Skip to main content Skip to sidebar

Kafka vs NATS JetStream

Kafka and NATS JetStream are both distributed messaging systems designed for high-throughput event streaming, but they approach the problem differently. Kafka prioritizes durable commit logs with strong ordering guarantees, while JetStream emphasizes lightweight operations with flexible delivery patterns. This article compares their architectures, delivery semantics, and operational characteristics to help you choose the right tool for your use case.

Core Concepts

Kafka

Kafka is a distributed commit log where messages are appended to partitioned topics. Each partition maintains strict ordering, and consumers track their position using offsets. Messages persist on disk with configurable retention, enabling replay from any point in time.

Key characteristics:

  • Topics and Partitions: Topics are split into partitions for parallelism. Each partition is an ordered, immutable sequence of messages
  • Consumer Groups: Multiple consumers in a group share partitions, with each partition assigned to exactly one consumer
  • Offset Management: Consumers own their offsets, allowing independent progress and replay
  • Replication: Partitions replicate across brokers with leader election for fault tolerance

NATS JetStream

JetStream is the persistence layer built on top of NATS core messaging. It adds durable streams that capture messages published to subjects, with flexible consumer options for processing.

Key characteristics:

  • Subjects and Streams: Streams subscribe to subject patterns and persist matching messages
  • Push and Pull Consumers: Consumers can receive messages via push (server-initiated) or pull (client-initiated) delivery
  • Ack Policies: Configurable acknowledgment requirements (none, all, explicit) control message redelivery
  • Retention Modes: Streams can retain messages by limits (size/count/age), interest (while consumers exist), or work-queue (until acknowledged)

Architecture Comparison

Kafka (KRaft Mode)

Since Kafka 3.3, the KRaft consensus protocol replaces ZooKeeper for metadata management. The architecture consists of:

Brokers: Store partition data and serve client requests. Each broker handles reads and writes for partitions where it is the leader.

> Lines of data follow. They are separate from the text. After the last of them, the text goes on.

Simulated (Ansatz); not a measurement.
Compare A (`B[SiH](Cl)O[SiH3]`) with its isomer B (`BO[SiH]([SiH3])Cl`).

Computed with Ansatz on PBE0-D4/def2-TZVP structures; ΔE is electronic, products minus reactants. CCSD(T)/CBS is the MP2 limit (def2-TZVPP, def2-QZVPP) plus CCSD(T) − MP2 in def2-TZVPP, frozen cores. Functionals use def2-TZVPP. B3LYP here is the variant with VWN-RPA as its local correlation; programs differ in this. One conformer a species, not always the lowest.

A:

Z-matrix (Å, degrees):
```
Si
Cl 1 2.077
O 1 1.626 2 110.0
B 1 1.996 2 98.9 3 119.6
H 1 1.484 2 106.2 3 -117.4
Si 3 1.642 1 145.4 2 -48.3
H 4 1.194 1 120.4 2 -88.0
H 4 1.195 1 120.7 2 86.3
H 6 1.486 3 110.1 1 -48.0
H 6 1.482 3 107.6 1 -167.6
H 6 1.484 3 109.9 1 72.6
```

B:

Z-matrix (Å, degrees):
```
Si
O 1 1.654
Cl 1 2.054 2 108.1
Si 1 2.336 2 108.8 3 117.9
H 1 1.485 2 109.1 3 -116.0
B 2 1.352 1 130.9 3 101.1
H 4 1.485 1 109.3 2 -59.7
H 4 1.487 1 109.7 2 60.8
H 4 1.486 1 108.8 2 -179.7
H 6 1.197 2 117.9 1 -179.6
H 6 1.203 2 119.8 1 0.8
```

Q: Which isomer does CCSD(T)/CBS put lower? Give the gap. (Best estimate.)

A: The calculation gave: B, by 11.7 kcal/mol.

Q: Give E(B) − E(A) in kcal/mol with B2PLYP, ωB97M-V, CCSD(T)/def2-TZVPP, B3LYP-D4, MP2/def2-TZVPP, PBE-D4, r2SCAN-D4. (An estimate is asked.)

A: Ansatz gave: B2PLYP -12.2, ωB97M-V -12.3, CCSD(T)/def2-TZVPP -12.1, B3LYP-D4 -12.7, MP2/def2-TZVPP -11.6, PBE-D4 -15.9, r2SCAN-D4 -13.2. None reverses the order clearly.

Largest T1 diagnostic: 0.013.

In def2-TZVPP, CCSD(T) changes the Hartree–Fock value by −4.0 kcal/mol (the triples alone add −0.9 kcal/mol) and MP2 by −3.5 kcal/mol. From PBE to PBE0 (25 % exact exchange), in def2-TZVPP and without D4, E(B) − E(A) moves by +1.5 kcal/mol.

Controllers: Manage cluster metadata, partition assignments, and leader elections. In KRaft mode, a subset of brokers run the controller quorum using Raft consensus.

Topics and Partitions: A topic is a logical grouping of partitions. Each partition is a log file on disk, replicated across multiple brokers based on the replication factor.

Producer
    |
    v
+-------------------------------------------+
|              Kafka Cluster                |
|                                           |
|  +--------+  +--------+  +--------+       |
|  |Broker 1|  |Broker 2|  |Broker 3|       |
|  |        |  |        |  |        |       |
|  | P0(L)  |  | P0(F)  |  | P1(L)  |       |
|  | P1(F)  |  | P1(F)  |  | P0(F)  |       |
|  +--------+  +--------+  +--------+       |
|                                           |
|  Controller Quorum (KRaft)                |
+-------------------------------------------+
    |
    v
Consumer Group

NATS JetStream

JetStream runs as an embedded layer within NATS servers. Streams and consumers are first-class resources managed by the server.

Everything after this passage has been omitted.